The effectiveness of top-level Democrats has been under-estimated, but the virtues of the Dem voting base are almost completely ignored. No one in the media is visiting diners, entrances to work places, or meetings of Democrats to find out why they’re voting for Democrats rather than Republicans. I haven’t seen anything on Democratic voters resembling Tim Alberta’s 2020 essays on white conservatives in Michigan. Why is that? Unlike the GOP, the Democrats are an extremely diverse coalition. The Democratic vote is about 60% white but white Democrats are divided between Sanders-oriented progressives and a civil rights-oriented/center-left that’s allied with 90% of black voters and large majorities of LGBT, Hispanic, Asian-American, Muslim, and Jewish voters. The Democratic Party also has a strong set of activist LGBT, women’s, abortion rights, climate, immigration, human rights, Native American and civil rights groups that are in continual engagement with their own constituencies, Democratic members of Congress, and the Biden administration. The women’s group EMILY’s List recently made news by withdrawing support from Sen. Kyrsten Sinema over her refusal to support filibuster reform. Of course, the influence of activist groups can increase or decrease over time. As a result of the difficulties of addressing immigration issues, immigration activists have lost influence compared to Biden administration “moderates.” But that could change again in the future.

What holds such a diverse coalition together? Without information or well-informed commentary, we might never know. The media and many Democratic consultants still view Democratic voters through the progressive vs moderate dichotomy of 2016, but the dominant faction of the Democratic Party is to the left of Barack Obama and much less invested in the kind of big structural change advocated by the Sanders faction. The Democrats are also much more of a voter driven party than the media or Democratic politicians are willing to acknowledge. The 2020 Democratic strategy of nominating Joe Biden for president and appealing from a minority base to college-educated suburban voters was worked out first by the black voters who formed Biden’s voting base and put him in the lead throughout the nominating process. It not only worked in 2020 but will be the core of Biden’s re-election campaign in 2024.
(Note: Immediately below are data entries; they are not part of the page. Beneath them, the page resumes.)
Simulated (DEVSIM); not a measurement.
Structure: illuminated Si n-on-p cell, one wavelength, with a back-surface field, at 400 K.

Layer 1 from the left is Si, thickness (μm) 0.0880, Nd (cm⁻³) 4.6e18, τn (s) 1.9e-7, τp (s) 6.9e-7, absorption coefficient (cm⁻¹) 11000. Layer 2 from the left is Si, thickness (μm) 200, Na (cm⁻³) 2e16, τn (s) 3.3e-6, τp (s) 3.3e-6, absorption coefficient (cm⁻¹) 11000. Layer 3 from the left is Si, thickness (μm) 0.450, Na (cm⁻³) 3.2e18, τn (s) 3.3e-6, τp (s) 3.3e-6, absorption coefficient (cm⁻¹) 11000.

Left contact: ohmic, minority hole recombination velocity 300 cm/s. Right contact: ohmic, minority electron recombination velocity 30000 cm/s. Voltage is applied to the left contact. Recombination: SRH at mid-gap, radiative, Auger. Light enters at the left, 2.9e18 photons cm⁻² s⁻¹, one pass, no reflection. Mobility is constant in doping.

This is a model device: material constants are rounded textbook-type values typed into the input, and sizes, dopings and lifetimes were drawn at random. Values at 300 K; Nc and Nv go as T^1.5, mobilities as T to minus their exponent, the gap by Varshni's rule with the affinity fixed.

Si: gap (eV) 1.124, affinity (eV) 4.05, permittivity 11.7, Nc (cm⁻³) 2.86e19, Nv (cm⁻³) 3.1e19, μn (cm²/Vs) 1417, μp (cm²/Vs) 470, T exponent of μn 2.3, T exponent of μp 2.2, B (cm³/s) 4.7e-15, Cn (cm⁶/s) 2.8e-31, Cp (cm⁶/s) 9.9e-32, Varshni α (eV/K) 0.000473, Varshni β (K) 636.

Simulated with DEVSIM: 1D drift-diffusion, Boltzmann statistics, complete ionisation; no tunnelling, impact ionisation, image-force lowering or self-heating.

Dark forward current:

Another side of Democratic voters is that they’re rejecting bullshit, specifically Kyrsten Sinema’s bullshit.

That’s definitely what Sen. Kyrsten Sinema of Arizona is learning. Campaigning as much as an independent as a Democrat when she won her Senate seat in 2018, she’s now being massively rejected by Democratic voters in Arizona as she jerks around the Biden administration and widely supported Democratic Party priorities. Even at the peak of her Democratic approval in Oct. 2020, Sinema’s partisan support was pretty weak at only 70% and started slipping even before it was cut in half by her self-dramatizing March 5 vote against raising the minimum wage. What’s interesting here is that Arizona Democrats weren’t cutting her any “moderate” slack as soon as Sinema indicated her complete “independence” from them. Democratic voters believe in raising the minimum wage and if Sinema wasn’t going to flaunt her opposition, half of them were going to stop supporting her right off the bat.

Sinema’s remaining 30% support also proved to be soft and her support fell once again to around 20% when she missed the vote for the Jan. 6 Commission. Polling on Sinema has been sporadic as her numbers have fallen and I haven’t seen any interviews of Democratic voters concerning her declining support. But it was clear by late May 2021 that Arizona Democrats had little good will for Sinema and were becoming intolerant of her refusal to support a Democratic Party agenda which was also their agenda. It didn’t particularly matter that the polling didn’t break down Sinema’s support along ideological, racial, ethnic, or regional lines. Opposition to Sinema was almost complete as her disapproval number rose to 70 and her approval sunk to 20% and would become yet more of a consensus as her disapproval rose to 80% after she helped scuttle Democratic legislation on voting rights.

A graph showing Kyrsten Sinema's favorability rating over time among Arizona Democrats.

Democratic voters helped initiate the winning strategy in the 2020 election and have been supporting the Biden agenda even as the administration struggled to get any of it through Congress. As Arizona Democrats kill the career of Kyrsten Sinema, they’re showing the decisive role that Democratic voters play in the party.